Major markets are stuck in a deep sleep.

On the face of it, there is enough macroeconomic news around to move currencies and asset markets. News on the potential for a breakthrough in trade talks between the US and China gave Asian equities a kick higher, for example, at the start of last week.

Nonetheless, the three-month rolling range in the euro against the dollar is now at its narrowest ever point at 2.9 per cent, according to Deutsche Bank, even taking into account legacy deutschmark rates going back more than 35 years. It noted that the five-minute late-night shock that hit the yen on the first trading day of this year was “significantly” bigger than the entire range in the euro over the whole of the past three months.

Meanwhile, in the options market, implied volatility — a measure of the expected scale of market shake-ups — is at the bottom end of long-term averages. That is an indication that few expect markets to be roused from their slumber.

Jordan Rochester, currencies analyst at Nomura, said the eerie calm was “not a typical pattern”, considering the pick-up in recession risks across the euro area. But, he said, “it can be explained by the shift from the Fed to neutral” — a reference to the US central bank’s late-January shift away from a preference for steadily rising rates.

This sleepy spell is enough to warrant concern among banks and trading houses for a slow set of first-quarter earnings; JPMorgan has already warned that trading revenues are likely to drop by a “high teens” percentage compared with the same period last year.

It does bring benefits for market speculators, however.

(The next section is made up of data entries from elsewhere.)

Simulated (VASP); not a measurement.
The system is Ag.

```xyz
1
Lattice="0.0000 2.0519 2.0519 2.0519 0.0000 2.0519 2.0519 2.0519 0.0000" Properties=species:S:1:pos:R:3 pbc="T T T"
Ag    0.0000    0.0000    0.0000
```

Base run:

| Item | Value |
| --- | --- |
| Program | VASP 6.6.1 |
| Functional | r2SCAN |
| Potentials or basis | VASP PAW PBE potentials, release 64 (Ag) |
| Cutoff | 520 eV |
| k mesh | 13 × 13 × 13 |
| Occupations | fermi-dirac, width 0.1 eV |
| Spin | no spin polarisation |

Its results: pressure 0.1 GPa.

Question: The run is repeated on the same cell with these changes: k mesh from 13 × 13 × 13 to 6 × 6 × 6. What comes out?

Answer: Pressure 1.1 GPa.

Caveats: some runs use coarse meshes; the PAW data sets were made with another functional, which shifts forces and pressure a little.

Low volatility is conducive to carry trades — a popular foreign exchange wheeze that involves selling currencies with the lowest interest rates in favour of higher yielding currencies elsewhere. Dutch bank ING said that in this environment, the Indonesian rupiah, Indian rupee, Mexican peso, Russian rouble and Romanian leu could be in a “sweet spot”, with high yields and a relatively low perception of country risk.